Friday, September 24, 2010

Election Reform: Los Angeles Voters’ Bill of Rights

Reform Proposals For Charter Amendment

1. Voters should have the right to elect a government of, by, and for the people, not special interests, by moving to Voter-Owned Elections.

As long as City candidates have to raise money from private interests to run for office, they will always have a tension (whether real or perceived) between being fully responsive to constituents and the pull of various special interests. It’s time to open the door to Voter-Owned Elections. Without taking one extra dime from the General Fund (beyond those already dedicated), we call on LA City to remove the cap and grow the Trust Fund to allow the City to adopt a more robust campaign finance system in the near future.

- Target date: 2011-12.

- Lead agency: City Ethics Commission.

2. Voters should have the right to convenient voting through their choice of either Neighborhood Vote Centers or ballots mailed directly to their residence.

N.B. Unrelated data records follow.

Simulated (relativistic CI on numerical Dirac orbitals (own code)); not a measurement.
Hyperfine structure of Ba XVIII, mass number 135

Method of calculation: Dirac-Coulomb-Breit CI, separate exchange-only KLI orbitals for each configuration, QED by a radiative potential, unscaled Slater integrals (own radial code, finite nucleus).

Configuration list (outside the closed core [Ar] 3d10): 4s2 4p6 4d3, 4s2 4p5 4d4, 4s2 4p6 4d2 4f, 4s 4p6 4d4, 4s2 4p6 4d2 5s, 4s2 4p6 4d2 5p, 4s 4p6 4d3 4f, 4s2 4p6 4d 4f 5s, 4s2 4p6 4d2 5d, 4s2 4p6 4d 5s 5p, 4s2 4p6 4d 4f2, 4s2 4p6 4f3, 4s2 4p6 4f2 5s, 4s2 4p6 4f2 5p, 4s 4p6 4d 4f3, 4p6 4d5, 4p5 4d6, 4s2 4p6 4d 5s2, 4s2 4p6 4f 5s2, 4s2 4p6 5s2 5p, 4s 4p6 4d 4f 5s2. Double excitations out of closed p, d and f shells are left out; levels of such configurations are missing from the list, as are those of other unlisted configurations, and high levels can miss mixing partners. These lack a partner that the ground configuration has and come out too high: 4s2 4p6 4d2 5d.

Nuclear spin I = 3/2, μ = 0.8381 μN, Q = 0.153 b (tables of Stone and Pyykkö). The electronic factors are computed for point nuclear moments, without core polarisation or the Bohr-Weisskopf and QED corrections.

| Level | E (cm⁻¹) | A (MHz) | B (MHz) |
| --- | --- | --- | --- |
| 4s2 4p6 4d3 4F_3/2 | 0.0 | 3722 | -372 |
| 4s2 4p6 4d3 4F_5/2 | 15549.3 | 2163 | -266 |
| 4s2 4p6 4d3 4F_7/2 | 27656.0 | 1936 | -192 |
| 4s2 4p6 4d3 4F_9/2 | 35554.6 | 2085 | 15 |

Voter participation in Los Angeles city elections is appallingly low. It’s time to remove the barriers to convenient voting by giving people access to the ballot. Starting with special elections, we call on LA City to set up Neighborhood Vote Centers AND automatically mail ballots to voters, giving us a choice of when and how we cast our ballot. This added convenience will also save tax dollars spent on administering elections.

- Target date: 2012 for special elections as a pilot, 2015 for citywide elections (or whenever the City Clerk deems it feasible and has an implementation plan prepared and adequate staffing).

- Lead agency: City Clerk Election Division.

3. Voters should have the right to a quick and efficient election through Ranked Choice Voting.

Voters are tired and confused by the number of elections the City and other levels of government hold. To save the City money and save voters time, voters should have only one regular city election per year.

Ranked Choice Voting (RCV) creates a plurality polling winner without requiring the two separate City elections we often have now -- a primary and a general race. Voters will have their voices heard and Los Angeles should see greater voter participation. Any savings from reduced matching funds can be put toward improving the City’s campaign finance system (initial savings will go toward voter education).

- Target date: 2015 or whenever the County can provide the new voting system and the City Clerk and City Ethics Commission have an implementation plan.

- Lead agency: City Clerk Election Division and County Registrar-Recorder

4. Voters should have the right to register and vote on Election Day and have their votes counted.

If a citizen is eligible to vote, and this can be securely verified, he/she should be able to register and cast a ballot on Election Day at a pre-designated Vote Center. Other states that have implemented Election Day Registration have seen an average increase of 6%+ in voter turnout. This added convenience will save tax dollars spent on manually processing hundreds of provisional ballots after the election.

Target date: 2012 or whenever the State passes implementing legislation and the Secretary of State implements a statewide voter registration database, or 2014 if County Charter is amended to allow for locally.